On Friday, November 9, before markets opened, Canadian oil and gas producer Enerplus Corp (NYSE:ERF) reported a third-quarter loss due to asset impairments and noted it expects growth to slow down in 2013. Net loss in Q3 was $63.5 million Canadian (about $63.6 million U.S., with a roughly even exchange rate) or $0.32 per share, compared with a net income of $111.3 million or $0.62 Canadian cents per share in Q3 of 2011. Shares of ERF closed by 14.46 percent lower of Friday, largely in response to the report.
The primary difference, year over year, is the significant decline in natural gas prices, though the company also recorded exploration and evaluation impairments of about $114 million, and had total capital expenditures of $167 million. Enerplus' daily production during Q3 averaged 81,573 barrels of oil equivalent per day, an 11 percent increase from a year ago, but down slightly from Q2 of 2012. During Q2, Enerplus reported an average production rate of 82,108 BOE/day. The company noted that its oil and liquids volumes grew by 24 percent year-over-year, and now represent just under 50% of total production. By percent, oil and liquids increased by one percent quarter over quarter, compared to a seven percent increase last quarter.
Enerplus also cut its average production forecast for full-year 2012 by two percent to 82,000 BOE/day. At least part of this cut may be due to the sale of its Manitoba assets, which produced 1,600 BOE/day, as well as its interest in Laricina Energy. The company also noted that a slowing level of activity in the Marcellus shale in Pennsylvania will further postpone natural gas production from the asset. The company also noted that it will reduce its capital spending by 20 percent next year.
Enerplus has been forced to sell some assets in order to fund its capital expenditure costs and continue fueling its long-term growth objectives, including shale assets it owns in the United States. Declining natural gas prices have pressured the company to sell assets and delay natural gas production growth. At the same time, Enerplus has been forced to sell some assets in a buyer's market for them due to necessary asset sales by larger entities such as Chesapeake (NYSE:CHK). Also, production costs have generally increased in 2012, with ERF increasing its expectations for 2012 average operating cost to $10.70 per BOE from $10.40.
Enerplus shares spent much of the first half of 2012 in decline, following natural gas down the charts, and a spike down for oil prices that occurred in May. On June 12, Enerplus cut its monthly dividend in half, from $0.18 cents to $0.09. After ERF cut its dividend, oil and gas prices stabilized and subsequently increased, and by the end of the third quarter, Enerplus had appreciated by about 40 percent from its bottoming out in late June.

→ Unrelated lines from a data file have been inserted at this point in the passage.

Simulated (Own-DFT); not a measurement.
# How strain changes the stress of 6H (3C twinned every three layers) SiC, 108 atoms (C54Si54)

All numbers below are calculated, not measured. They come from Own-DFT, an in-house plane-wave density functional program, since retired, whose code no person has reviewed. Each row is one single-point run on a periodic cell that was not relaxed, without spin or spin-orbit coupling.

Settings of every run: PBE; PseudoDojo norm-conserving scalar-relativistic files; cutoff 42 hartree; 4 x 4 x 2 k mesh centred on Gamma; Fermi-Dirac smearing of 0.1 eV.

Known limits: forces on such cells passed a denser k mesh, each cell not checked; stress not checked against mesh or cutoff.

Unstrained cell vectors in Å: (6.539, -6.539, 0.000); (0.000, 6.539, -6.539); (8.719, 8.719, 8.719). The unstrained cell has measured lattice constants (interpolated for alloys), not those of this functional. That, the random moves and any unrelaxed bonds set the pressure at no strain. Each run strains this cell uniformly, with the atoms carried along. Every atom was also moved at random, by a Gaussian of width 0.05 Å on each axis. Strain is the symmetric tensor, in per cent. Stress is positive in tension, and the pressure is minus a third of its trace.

Over the last month, though, and including a sell-off that followed this Q3 report, shares of ERF have fallen by about 20 percent and are again nearing their 2012 lows. See a recent performance chart: (click to enlarge)
Some of this recent selling appears to be an overreaction to ERF's quarterly results, but continuing losses and/or further energy commodity declines could certainly exacerbate ERF's present condition. Given ERF's current condition, another asset sale announcement is likely forthcoming.
Enerplus may also announce changes to its dividend reinvestment plan, though such is no certainty. Enerplus' current Stock Dividend Program allows shareholders to receive dividends in the form of shares of Enerplus at a 5% discount to the current market price instead of a cash dividend. When Enerplus cut its dividend in Q2, the move was soon followed by Pengrowth (NYSE:PGH), which recently suspended its Premium Dividend Program. Perhaps, this time, Enerplus will follow Pengrowth.
Another issue that could be weighing on ERF shares is Canada has been mulling over the sale of some companies to foreign national corporations. Last month, Canada denied a bid by Malaysia's state-owned oil company, Petronas, for Progress Energy Resources Corp, arguing that the deal did not provide a net benefit to Canada. Also, a larger deal by China's state-owned oil company, CNOOC, for Nexen Energy (NXY) is still being considered. It appears Canada is not against the idea of such sales, but instead interested in increasing the price of Petronas' offer. Either way, the uncertainty makes the sale of other Canadian oil and gas companies less probable, and that is also weighing down those other Canadian energy equities. The consummation of either such deal would likely reduce this uncertainty and provide a boost to the entire Canadian energy sector.